To segment a hadith into a matn and an isnad, you must call the 'segment' function of a 'Hadith' object. The 'segment' function does not require the passing of any arguments.

The code below demonstrates how this is done:

# Continue on from example code in 3.3.
# Call the 'segment' function.
hadithObj.segment()
# Print the resulting attributes.
print({
    "matn" : hadithObj.matn,
    "isnad" : hadithObj.isnad
})

Once the function has been called, the following attributes will become available:

Attribute Data Type Description
matn Dictionary A dictionary containing the 'raw' text, 'start_char' index (in the cleaned text), and 'end_char' index (in the cleaned text), of the matn.
isnad Dictionary A dictionary containing the 'raw' text, 'start_char' index (in the cleaned text), and 'end_char' index (in the cleaned text), of the isnad, along with a 'narrators' list which contains the names and character indices of narrators.

3.5 Categorize a Hadith

To categorize a hadith, you must call the 'categorize' function of your 'Hadith' object. Like the 'segment' function, this function does not require the passing of any arguments. This function also does not require you to have previously called the 'segment' function.

The code below demonstrates how you can call the function:

# Continue on from example code in 3.4.
# Call the 'categorize' function.
hadithObj.categorize()
# Print the resulting attributes.
print(hadithObj.category)

Once the 'categorize' function has been called, the 'category' attribute will become available.

Attribute Data Type Description
category Dictionary A dictionary containing the 'name' (either 'athar' or 'khabar') and 'score' (from .5 to 1) of the assigned category.

3.6 Reconstruct an Isnad

To reconstruct the isnad of your 'Hadith' object, you must call the 'treeify' function of a 'Hadith' object. Before calling the function, however, you must have already called the 'segment' function.
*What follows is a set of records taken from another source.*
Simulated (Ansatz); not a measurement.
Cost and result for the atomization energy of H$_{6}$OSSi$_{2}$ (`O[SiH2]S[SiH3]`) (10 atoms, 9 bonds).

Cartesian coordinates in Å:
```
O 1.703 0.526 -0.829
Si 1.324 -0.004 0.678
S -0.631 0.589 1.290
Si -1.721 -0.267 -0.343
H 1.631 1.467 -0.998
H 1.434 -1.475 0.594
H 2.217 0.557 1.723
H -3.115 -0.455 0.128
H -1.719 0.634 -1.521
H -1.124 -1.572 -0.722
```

The code below demonstrates how you can call the 'treeify' function:

# Continue on from example code in 3.5.
# Call the 'treeify' function.
hadithObj.treeify()
# Print the resulting attributes.
print(hadithObj.tree)

Once the 'treeify' function has been called, the 'tree' attribute will be created. This attribute is a list which contains 'narrator' dictionaries.

A 'narrator' dictionary in the 'tree' list will contain the following keys:

Key Data Type Description
id Integer A unique identifier number.
name String The raw text of the narrator's name.
start_char Integer The character index in the cleaned text where the name begins.
end_char Integer The character index in the cleaned text where the name ends.
parents List A list of the ids of the narrator's parents within the isnad.

4. Changelog

The changelog for pyHadith is available in the CHANGELOG.md file.

5. License

pyHadith is licensed under GPLv3. pyArabic, spaCy and NLTK are licensed under GPLv3, MIT, and Apache 2.0, respectively. These licenses are all GPL compatible.

6. Citation

You may cite pyHadith using the following citation:

Butler, U. (2020). PyHadith (Version 0.1.3) [Computer software]. Retrieved from https://pypi.org/project/pyHadith/0.1.3/